Python Forum
Using Local Html Data - Printable Version

+- Python Forum (https://python-forum.io)
+-- Forum: Python Coding (https://python-forum.io/forum-7.html)
+--- Forum: General Coding Help (https://python-forum.io/forum-8.html)
+--- Thread: Using Local Html Data (/thread-33886.html)



Using Local Html Data - knight2000 - Jun-07-2021

Hi all,

As a newbie, I've been trying to get some practice in webscraping by trying to extract different elements on a html page, but I decided that rather than keep hitting an actual website for data (as a newbie I have a fair few failings!), I'll temporarily save the html into a local file, so that I can load the file locally and keep practising.

I've spent more than 5 hours trying to get python to read my html file and use it with BeautifulSoup and after reading about it in different places and still failing, I thought it was time to reach out for some advice.

Here's the last code I tried:

from bs4 import BeautifulSoup

with open("C:\Users\[UserName]\Desktop\localhtml.html") as fp:
    soup = BeautifulSoup(fp, 'html.parser')
And here's the error I'm getting:

Error:
"C:\Users\[UserName\PycharmProjects\PracticeProject\venv\Scripts\python.exe" "C:/Users/[UserName]/PycharmProjects/PracticeProject/testscrape.py" File "C:\Users\[UserName]\PycharmProjects\PracticeProject\testscrape.py", line 29 with open("C:\Users\[UserName\Desktop\localhtml.html") as fp: ^ SyntaxError: (unicode error) 'unicodeescape' codec can't decode bytes in position 2-3: truncated \UXXXXXXXX escape
As I type in the url reference into the code, it seems to suggest it- so I assume I'm referencing it properly.

I've tried looking up youtube or searching google, but perhaps I'm looking up the wrong stuff as I can't seem to find something that works.



The file I'm trying to refer to is saved as a html file. I've attached it- just in case there's a problem there.

Can anyone instruct me how to instruct python to open a local html file and use it with BeautifulSoup please?
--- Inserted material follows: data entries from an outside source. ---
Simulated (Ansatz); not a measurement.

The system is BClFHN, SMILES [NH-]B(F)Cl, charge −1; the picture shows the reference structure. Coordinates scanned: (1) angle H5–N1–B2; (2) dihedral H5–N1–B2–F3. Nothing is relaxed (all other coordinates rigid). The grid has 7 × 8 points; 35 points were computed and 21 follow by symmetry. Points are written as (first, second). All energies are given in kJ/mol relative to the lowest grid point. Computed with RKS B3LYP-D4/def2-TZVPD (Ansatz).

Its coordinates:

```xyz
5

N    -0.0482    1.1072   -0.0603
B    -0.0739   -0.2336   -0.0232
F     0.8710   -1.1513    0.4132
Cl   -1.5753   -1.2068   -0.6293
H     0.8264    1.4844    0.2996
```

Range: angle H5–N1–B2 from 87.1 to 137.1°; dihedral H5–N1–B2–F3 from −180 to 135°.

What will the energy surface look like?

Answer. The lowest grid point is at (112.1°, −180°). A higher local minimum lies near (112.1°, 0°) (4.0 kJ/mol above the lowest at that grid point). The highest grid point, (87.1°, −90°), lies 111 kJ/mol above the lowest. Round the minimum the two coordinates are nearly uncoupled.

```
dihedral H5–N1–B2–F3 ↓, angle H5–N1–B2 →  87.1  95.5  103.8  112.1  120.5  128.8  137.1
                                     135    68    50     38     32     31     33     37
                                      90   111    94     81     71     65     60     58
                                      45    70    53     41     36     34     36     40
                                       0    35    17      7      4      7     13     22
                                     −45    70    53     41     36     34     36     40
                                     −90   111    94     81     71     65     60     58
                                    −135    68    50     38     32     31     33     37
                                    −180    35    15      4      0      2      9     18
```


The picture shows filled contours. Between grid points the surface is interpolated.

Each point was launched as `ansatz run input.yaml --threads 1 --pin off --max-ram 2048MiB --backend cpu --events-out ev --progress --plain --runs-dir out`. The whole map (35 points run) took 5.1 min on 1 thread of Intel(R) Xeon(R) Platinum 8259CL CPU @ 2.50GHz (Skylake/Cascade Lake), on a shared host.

RE: Using Local Html Data - buran - Jun-07-2021

Don't use backslash with paths on Windows. A backslash with certain characters (in this case \U) is escape sequence. Use raw string or double backslash or forward slash


RE: Using Local Html Data - knight2000 - Jun-07-2021

(Jun-07-2021, 03:11 AM)buran Wrote: Don't use backslash with paths on Windows. A backslash with certain characters (in this case \U) is escape sequence. Use raw string or double backslash or forward slash

Thanks buran.

How annoyingly simple that was! Big Grin

Appreciate you taking the time to explain- lots to learn!